API for plugin formats

class dataiku.customformat.Formatter(config, plugin_config)

Custom formatter

get_output_formatter(stream, schema)

Return a OutputFormatter for this format

Parameters
  • stream – the stream to write the formatted data to

  • schema – the schema of the rows that will be formatted (never None)

get_format_extractor(stream, schema=None)

Return a FormatExtractor for this format

Parameters
  • stream – the stream to read the formatted data from

  • schema – the schema of the rows that will be extracted. None when the extractor is used to detect the format.

class dataiku.customformat.OutputFormatter(stream)

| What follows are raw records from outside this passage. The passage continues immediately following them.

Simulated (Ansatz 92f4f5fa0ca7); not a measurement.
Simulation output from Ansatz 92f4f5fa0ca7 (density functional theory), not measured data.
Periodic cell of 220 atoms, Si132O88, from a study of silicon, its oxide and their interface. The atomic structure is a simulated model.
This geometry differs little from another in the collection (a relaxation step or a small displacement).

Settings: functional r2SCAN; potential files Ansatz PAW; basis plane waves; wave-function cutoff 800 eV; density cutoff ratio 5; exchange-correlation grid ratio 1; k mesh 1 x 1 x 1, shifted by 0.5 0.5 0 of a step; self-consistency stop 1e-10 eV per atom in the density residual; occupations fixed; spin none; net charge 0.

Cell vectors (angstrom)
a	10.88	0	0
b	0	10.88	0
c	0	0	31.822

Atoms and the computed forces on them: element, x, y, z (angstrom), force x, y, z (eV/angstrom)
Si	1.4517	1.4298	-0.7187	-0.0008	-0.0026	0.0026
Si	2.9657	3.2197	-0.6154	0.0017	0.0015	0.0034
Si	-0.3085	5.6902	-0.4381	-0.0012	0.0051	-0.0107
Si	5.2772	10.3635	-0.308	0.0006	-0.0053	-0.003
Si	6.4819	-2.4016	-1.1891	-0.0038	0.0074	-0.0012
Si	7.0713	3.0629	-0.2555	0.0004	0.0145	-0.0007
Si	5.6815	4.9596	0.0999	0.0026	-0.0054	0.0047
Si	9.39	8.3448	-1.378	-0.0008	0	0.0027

Writes a stream of rows to a stream in a format. The calls will be:

  • write_header()

  • write_row(row_1) …

  • write_row(row_N)

  • write_footer()

write_header()

Write the header of the format (if any)

write_row(row)

Write a row in the format

Parameters

row – array of strings, with one value per column in the schema

Write the footer of the format (if any)

class dataiku.customformat.FormatExtractor(stream)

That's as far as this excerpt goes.